|Date: ||Fri, 29 Aug 2003 11:24:52 -0400|
|Reply-To: ||Ian Whitlock <WHITLOI1@WESTAT.COM>|
|Sender: ||"SAS(r) Discussion" <SAS-L@LISTSERV.UGA.EDU>|
|From: ||Ian Whitlock <WHITLOI1@WESTAT.COM>|
|Subject: ||Re: proc format from dataset for multiple variables.|
Here is some code to help you get started. Note I changed the structure of
the control file per Howard's directions.
/* test data */
data w ;
do obs = 1 to 100 ;
num_b = 300 * ranuni ( 14231 ) ;
/* get mean */
proc sql noprint ;
select mean(num_b) into :mean_b
from w ;
/* make format data */
data fmtdata ;
retain mean_b &mean_b ;
input Fmtname $ Start $ end $ label $ hlo $ ;
if upcase(fmtname) = "NUM_BFMT" then
label = put ( mean_b , best12. ) ;
Num_Bfmt . . . .
Num_Bfmt low 100 . l
Num_Bfmt 300 high . h
/* make the format */
proc format cntlin = fmtdata fmtlib ;
/* prove of the pudding */
data q ;
set w ;
newb = input(put(num_b,num_bfmt12.6), best12.) ;
From: Pankaj Singal [mailto:pankaj.singal@WELLSFARGO.COM]
Sent: Friday, August 29, 2003 10:54 AM
Subject: Re: proc format from dataset for multiple variables.
When I tried to implement the process for one numeric and character
variable, the character variable runs fine, but I am facing problems with
the numeric variables. How to go about the same.
This is what I intend to do: (I have numeric variable num_b that can have
legal values b/w 100-300. and if in my input dataset the value for num_b is
in the range ([100-300]), we do not change anything but if it is not, we
change as per the following.
Fmtname Start Label
Num_Bfmt . mean(num_b)
Num_Bfmt low-100 mean(num_b)
nu_Bfmt 300-high mean(num_b)
How do I make a caro that calculates the mean and put it in the
control_file. Also, I am not sure how to incorporate the range that is
valid. i.e. if the num_b = 105, then my variable in "test" dataset should be
105. How to get that in without using an if statement in data step.
Any suggestions, would be greatly appreciated.
Howard_Schreier@ITA.DOC.GOV (Howard Schreier) wrote in message
> Seems like a good approach.
> I suggest that you you make your control dataset conform as much as
> possible to the structure and naming conventions of a SAS PROC FORMAT
> CNTLIN dataset.
> On Wed, 27 Aug 2003 09:23:35 -0700, Pankaj Singal
> <pankaj.singal@WELLSFARGO.COM> wrote:
> >I have a huge dataset(sample) (>100 variables/fields eg, A B C D E F
> >...A1..A75...). I am trying to create new dateset (test) with all
> >valid entries for various fields in "sample" dataset. I created a
> >separate dataset (control_dataset) that has 5 columns, which will
> >help me create the proc formats to create the "test" dataset with
> >valid entries.
> >Var_name old_value Operator new_value Description
> >A "1" EQ "WALK" "1 changes to Walk"
> >A "2" EQ "RUN" "2 changes to RUN"
> >A other else "INVALID" "Invalid entry"

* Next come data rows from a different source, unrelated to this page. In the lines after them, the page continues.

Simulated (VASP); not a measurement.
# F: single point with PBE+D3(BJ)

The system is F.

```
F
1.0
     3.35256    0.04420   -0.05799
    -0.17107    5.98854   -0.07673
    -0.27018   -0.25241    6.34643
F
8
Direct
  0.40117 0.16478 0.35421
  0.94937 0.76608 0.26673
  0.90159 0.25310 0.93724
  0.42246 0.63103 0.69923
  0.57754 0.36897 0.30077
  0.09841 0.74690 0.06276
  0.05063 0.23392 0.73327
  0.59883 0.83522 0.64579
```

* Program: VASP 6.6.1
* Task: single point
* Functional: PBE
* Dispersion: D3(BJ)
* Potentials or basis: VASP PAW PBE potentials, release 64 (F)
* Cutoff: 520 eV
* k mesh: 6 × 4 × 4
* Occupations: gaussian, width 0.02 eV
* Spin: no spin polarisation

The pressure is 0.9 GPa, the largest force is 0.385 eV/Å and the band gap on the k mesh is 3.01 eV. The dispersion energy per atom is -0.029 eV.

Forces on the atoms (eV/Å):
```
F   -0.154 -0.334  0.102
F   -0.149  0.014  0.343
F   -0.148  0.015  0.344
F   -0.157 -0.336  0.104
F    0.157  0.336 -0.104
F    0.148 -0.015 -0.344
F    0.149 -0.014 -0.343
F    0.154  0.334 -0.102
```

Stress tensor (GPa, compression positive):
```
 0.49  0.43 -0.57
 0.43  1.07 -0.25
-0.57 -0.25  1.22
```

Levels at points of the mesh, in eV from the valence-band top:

> >B [100,300] EQ [100,300] "valid range 100-300"
> >B other else mean "invalid value replaced by
> >>>>This table lists each valid entry for the variable. E.g. A can
> >valid values for 1 or 2, if it is not 1 or 2 then the entry is
> >>>>Other includes invalid entries for that variable and assuming that
> >it will pick up the missing values too.
> >There are both character and numeric fields that needs to be
> >validated and put in "test" dataset. I need to get the new_value in
> >the variable and also the description field associated with the same.
> >(There are around 75 fields that needs to be validated).
> >I am trying to create the proc formats from control_dataset to create
> >"test" dataset. that would have the
> >I am not sure whether this is an efficient idea or not, but we need
> >to implement the same.
> >Please help.